Hacker News new | ask | show | jobs
by noahl 2016 days ago
I'd be curious to know what the libraries are that allow this sort of database engine design. Are there any open source examples?
1 comments

I’ve never seen one in open source but I’ve written a couple over the years and seen a few others. It forces you to solve many difficult metaprogramming challenges elegantly so it is a good excuse to achieve some mastery. I’ve burned more hours than I care to admit trying to figure out how to achieve seemingly simple results. Also, until C++17, this was an exercise in masochism due to the limitations of the expressiveness and type inference, which is why so few people tried. Basically, there were a lot of unpleasant rough edges that went away with C++17 because the language wasn’t smart enough previously. C++20 will also be a big step forward for this, whenever the compilers become usable.

One thing to understand is that these libraries are highly opinionated about the abstract architectural model. It doesn’t make a lot of sense to mix components from user space and kernel space designs, for example, though both have advantages separately. It tends to be more along the lines of one abstract architectural model and enormous amounts of elasticity and flexibility within that model based on the data models, workloads, transaction semantics, and hardware you are targeting. You also still have to write a spec that makes sense from a database engineering standpoint.

At least for me, there are still significant parts of a database engine for which I haven’t built a metaprogramming scaffold. That is largely a matter of time and effort. Other parts I haven’t had to write much code for years but still get state-of-the-art implementation to spec.

Ultimately, I’m trying to automate away my job.

The problem with such fancy meta programming in C++, is that while it may be a thrill to program for a C++ wiz you may end up with making something that is completely unmaintainable, because nobody else can grasp what you wrote.

Compare to writing a database system in something like Go. Sure you make end up with 50% more code, but you could have anybody up and running reading and understanding the code within 3 days.

IBM have done studies of this and found that fancy code is not all that valuable. It ends up falling in disuse over time as people don't get it. I have seen my fair share of C++ code which simply had to be tossed because nobody at the company could understand what the previous whiz kid had written.

That’s the beauty of the evolution of C++. Metaprogramming has become increasingly maintainable, as making it a first-class capability of the language is a core focus of the people designing it. The learning curve is finally low enough that it is practical. I think it is fair to say that C++17 is the first version where that is true.

You can’t write a comparable database engine in Go, fundamentally. The language lacks features required for competitive performance. The code difference will be much more than 50% trying to get the most out of what Go is capable of in this domain.

The point of writing code this way isn’t to be clever or for a “thrill”, it objectively produces superior performance, reliability, and maintainability. Defects scale with the number of lines of code regardless of language. Type safe code gen is a powerful tool.

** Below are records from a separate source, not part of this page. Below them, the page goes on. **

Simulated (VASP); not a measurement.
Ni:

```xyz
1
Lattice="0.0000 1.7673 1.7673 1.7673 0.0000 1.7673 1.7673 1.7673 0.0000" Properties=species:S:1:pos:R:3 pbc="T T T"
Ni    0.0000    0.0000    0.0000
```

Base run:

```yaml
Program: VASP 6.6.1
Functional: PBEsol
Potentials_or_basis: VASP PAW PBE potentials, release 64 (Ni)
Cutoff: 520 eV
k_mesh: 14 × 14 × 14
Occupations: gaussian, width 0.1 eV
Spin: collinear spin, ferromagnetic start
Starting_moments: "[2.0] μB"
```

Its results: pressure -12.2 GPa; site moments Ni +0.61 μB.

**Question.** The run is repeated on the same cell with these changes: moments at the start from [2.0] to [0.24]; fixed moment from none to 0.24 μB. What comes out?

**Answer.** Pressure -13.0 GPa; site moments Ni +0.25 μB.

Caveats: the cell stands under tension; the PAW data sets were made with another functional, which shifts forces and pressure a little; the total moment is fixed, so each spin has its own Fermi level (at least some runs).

>The learning curve is finally low enough that it is practical. I think it is fair to say that C++17 is the first version where that is true.

What are the specific C++17 features that make this a reality?

Just look at the new features in C++17 that simplify the use of templates, like variadic templates, constexpr everywhere, automatic type detection working together with templates, etc. The last versions of C++ are mostly about making using templates easy, which allows programmers to operate at a different level than languages such as Go and Python.